Oh, I almost forgot. Factor is a racy green with designer buckles. Grey schema of Method is more subdued, though with golden buckles and snazzy graphics it still expresses the core creative of Black Diamond’s boot designers. Yes, ski boots certainly need not be dull.
Factor is claimed to be a “130 flex” while Method is “110.” While we scoff at boot flex ratings having much comparison value between brands, we trust Black Diamond achieved a modicum of accuracy within their own line. Hence, we’ll believe the Factor is somewhere around 18% “stiffer” than the Method. But will this make you ski 18% better without applying 18% more technique or fitness? I doubt it. Indeed, a stiff boot can magnify mistakes as much as it helps you.
Considering above, don’t get all starry eyed on us when shopping for these things. Yeah, if you want to drive wide skis of the longish variety, you ski fast, you ski good, and you have big quads, go for the Factor. On the other hand, if you WANT to ski big skis and IMAGINE you ski fast and have big quads, you won’t notice much difference between these two boots.
In terms of touring performance, the two models weigh virtually the same so comfort would be the determining item. In that sense, Method with its lower cut and slightly softer flex is not doubt easier on the feet in touring mode. We don’t see enough difference in the two boots to make this significant, but as a one who is always concerned about making the up more efficient, I’d probably go for the Method because it offers a slight advantage.
Removing the BD sole blocks can be a mystifying experience. They lock on tight even without the screws (that’s good), so it is tough to know where to start. For the front block, you yank the toe area up like you’re opening a beer bottle. I did this by whacking it on the edge of my workbench (works for bottled beers too, if I want to show off). You then simply slide the block backward. Remove the screws first, of course. Replace with blue Locktite and seat with a firm twist.

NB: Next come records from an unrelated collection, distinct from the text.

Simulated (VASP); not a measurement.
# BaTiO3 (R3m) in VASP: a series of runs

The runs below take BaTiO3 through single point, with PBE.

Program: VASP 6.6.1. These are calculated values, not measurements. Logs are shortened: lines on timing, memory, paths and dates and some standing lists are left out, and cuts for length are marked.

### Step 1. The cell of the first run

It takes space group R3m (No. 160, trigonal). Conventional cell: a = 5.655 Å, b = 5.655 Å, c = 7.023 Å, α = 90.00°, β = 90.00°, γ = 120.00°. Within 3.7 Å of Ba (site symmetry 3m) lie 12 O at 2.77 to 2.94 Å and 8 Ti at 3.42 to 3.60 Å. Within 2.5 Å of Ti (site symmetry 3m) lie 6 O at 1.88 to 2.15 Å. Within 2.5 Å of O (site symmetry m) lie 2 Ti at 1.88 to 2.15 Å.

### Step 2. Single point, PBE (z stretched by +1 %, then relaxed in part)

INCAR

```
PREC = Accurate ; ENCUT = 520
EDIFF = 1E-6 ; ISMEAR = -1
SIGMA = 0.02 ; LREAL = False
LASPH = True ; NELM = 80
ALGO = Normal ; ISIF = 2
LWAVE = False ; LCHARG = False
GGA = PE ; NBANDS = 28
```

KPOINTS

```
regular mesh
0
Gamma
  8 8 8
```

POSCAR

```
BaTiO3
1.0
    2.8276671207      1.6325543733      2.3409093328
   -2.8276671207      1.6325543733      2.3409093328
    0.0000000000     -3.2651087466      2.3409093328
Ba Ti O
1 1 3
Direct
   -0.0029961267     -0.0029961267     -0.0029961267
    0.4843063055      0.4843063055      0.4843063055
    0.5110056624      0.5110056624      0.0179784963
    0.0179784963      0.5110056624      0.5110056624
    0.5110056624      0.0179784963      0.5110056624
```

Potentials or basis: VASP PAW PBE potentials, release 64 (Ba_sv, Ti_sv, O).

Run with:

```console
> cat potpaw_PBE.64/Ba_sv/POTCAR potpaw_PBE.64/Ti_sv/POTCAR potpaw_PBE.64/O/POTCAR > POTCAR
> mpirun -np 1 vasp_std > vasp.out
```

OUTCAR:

As mentioned above, getting to the rear block screws can be awkward. Once they’re out, you drop the rear block by popping it off backward. I found a rubber mallet helped with this highly technical process. As did popping the ring on a Tecate to warm up my hand muscles for the tasks ahead.
We’re not sure the darker color of the Factor liner means anything except “I’m bad,” or perhaps it’s just an effort to disguise the inevitable mildew stains most core skiers eventually get on lilly white liners. But the Factor liner cuff is actually a bit stiffer than that of the Method, so there you go. Added beef comes possibly from internal differences, but also because the exterior cuff stiffener covers a larger area, as indicated by the arrows. For weight we had to compare a 27.5 Factor liner with a 27 out of the Method, both were almost identical in mass even with the 27.5 being slightly longer, so we called them both 15 ounces (which is the weight of the 27 liner) in the chart below. We’re certain any variation from that would be mere grams, if anything.
Which leads me to my one stronger criticism of these boots. I’m surprised they’re so similar in weight. In the world of human powered skiing we cover here at WildSnow, we generally expect the softer boot in a brand line to compensate with a bit of weight savings. Not so in this case. But then, Method isn’t that much softer than Factor.
I saved the best for last. As with many modern ski boots, Factor and Method use areas of thicker plastic to form a “frame” or “skeleton.” Voids in the skeleton are filled with thinner plastic that molds better to your feet while buckling down, saves weight, etcettera. As shown in the photo above, one obvious feature that adds Factor beef is the spine of the skeleton being wider than that of the Method. This works.
In all these are two fine boots. How to decide? I’d first think about skiing style. If you like to use some ankle in your turns, enjoy a less “locked down” style and emphasize human powered vert, consider the Method. If you’re from an alpine racing background or just ski a more compact presentation, Factor could be the one. Your size has something to do with it as well, as smaller lighter-weight skiers may be overwhelmed by too stiff a boot. Thus, those of diminutive persuasion should consider the Method. Above all, remember these boots are more similar than different, so whichever you end up with will do you fine in the end, after adjusting your technique and fitting.
One last thing. While cuff angle of these boots measures the same on the bench it may feel different in real life due to the height of the cuff or how the boots buckles pull on stiffer or softer construction. Thus, remember this is simply a tech comparo. How the boots feel on your feet is key.
|Shell length as tested||318 mm||318 mm (both 27 – 27.5 shell)|
|Height at rear||317 mm||310 mm (all heights with AT blocks)|
|Height, side, inside||277 mm||264 mm|
|Height, side, outside||260 mm||264 mm|
|Shell weight w/ AT blocks||60.8 oz (1718 gr)||59.6 oz (1688 gr)|
|AT sole blocks weight||9.7 oz (276 gr)||9.7 oz (276 gr)|
|Alpine sole blocks weight||8.0 oz (226 gr)||8.0 oz (226 gr)|
|Liner weight, size 27.0||15 oz (423 gr)||15 oz (423 gr)|
|Total weight (w/ AT soles)||75.8 ( 2143 gr)||74.5 oz (2112 gr)|
|Rearward travel||Same with both, good range.|
|Forward cuff lean (locked)||Same with both, adjustable, 14,18,22 degrees.|
(Note, small discrepancies in weight of parts vs. total weight is due to rounding of scale numbers, also note we estimated the weight of size 27 Factor liner versus the 27.5 liner we had on hand. The actual Factor size 27 liner might be a few grams heavier than the Method size 27 liner, but not enough to be important in terms of comparing these two boots.)